Aziz Hazara Takes $100,000 Future Generation Art Prize for Video About Afghan Resilience
Aziz Hazara, a young artist based in Berlin and Kabul, Afghanistan, is this year’s winner of the Future Generation Art Prize, one of the biggest awards for emerging artists with a take-home prize of $100,000.
The jury also awarded three additional prizes, each with a $20,000 purse, to Agata Ingarden, Mire Lee, and Pedro Neves Marques. Works by these artists and Hazara are currently on view in a show of the shortlisted nominees at the PinchukArtCentre, a private museum in Kyiv founded by collector Victor Pinchuk.
The Future Generation Art Prize is closely watched because it tends to be predictive of young talent on the verge of a breakthrough. It is awarded to artists who are younger than 35, and since the prize was first given out in 2010 has been given to figures like Lynette Yiadom-Boakye, Cinthia Marcelle, Dineo Seshee Bopape, and Carlos Motta—all of whom have since achieved greater success in the international circuit.
Hazara won for his video installation Bow Echo (2019), which was featured in the 2020 edition of the Biennale of Sydney. In the five-screen work, young boys are shown ascending treacherous mountaintops, where they blow plastic bugles amid windy conditions. Hazara has said the work is a response to the resistance of the local community within Kabul, where he was born and which has been war-torn since U.S. military intervention began in 2001.
“Touching on cinema, performance, and sound, Bow Echo offers a striking time-based monument to resilience and hope for a geography that has, for many generations, remained under the pressure of various forms of failed governance,” the jury said in a statement. “At the same time, the piece shows how artists continue to imagine complex independent ways of existence even amidst conflicts that seem never-ending.”
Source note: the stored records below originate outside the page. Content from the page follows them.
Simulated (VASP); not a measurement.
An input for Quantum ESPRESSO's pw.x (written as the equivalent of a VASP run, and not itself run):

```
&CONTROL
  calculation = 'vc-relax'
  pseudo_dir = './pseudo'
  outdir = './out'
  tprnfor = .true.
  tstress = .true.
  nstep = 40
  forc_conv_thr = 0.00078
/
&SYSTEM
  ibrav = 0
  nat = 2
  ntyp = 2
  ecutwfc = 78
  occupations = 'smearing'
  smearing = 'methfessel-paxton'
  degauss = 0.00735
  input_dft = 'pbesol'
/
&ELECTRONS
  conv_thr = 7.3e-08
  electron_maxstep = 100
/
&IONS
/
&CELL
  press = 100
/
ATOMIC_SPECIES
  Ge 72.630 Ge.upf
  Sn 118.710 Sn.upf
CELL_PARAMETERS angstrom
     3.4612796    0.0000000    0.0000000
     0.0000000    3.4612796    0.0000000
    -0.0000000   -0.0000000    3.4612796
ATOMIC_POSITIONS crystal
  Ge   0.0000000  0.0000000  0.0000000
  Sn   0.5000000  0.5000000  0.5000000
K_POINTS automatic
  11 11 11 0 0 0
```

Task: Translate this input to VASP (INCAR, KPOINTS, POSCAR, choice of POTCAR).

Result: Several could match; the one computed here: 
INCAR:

The winners of the other three prizes have also been the subject of recent showcases. Ingarden makes surreal sculptures with industrial materials; some can currently be seen in the Art Encounters Contemporary Art Biennial in Timisoara, Romania. Lee creates strange, unsettling sculptures resembling bodies and organs that are currently the subject of a two-person show with H. R. Giger at the Schinkel Pavillon in Berlin. Marques recently showed his films about ecology and bodily autonomy in the Liverpool Biennial and the Gwangju Biennale, as well as in solo shows in Spain and Portugal.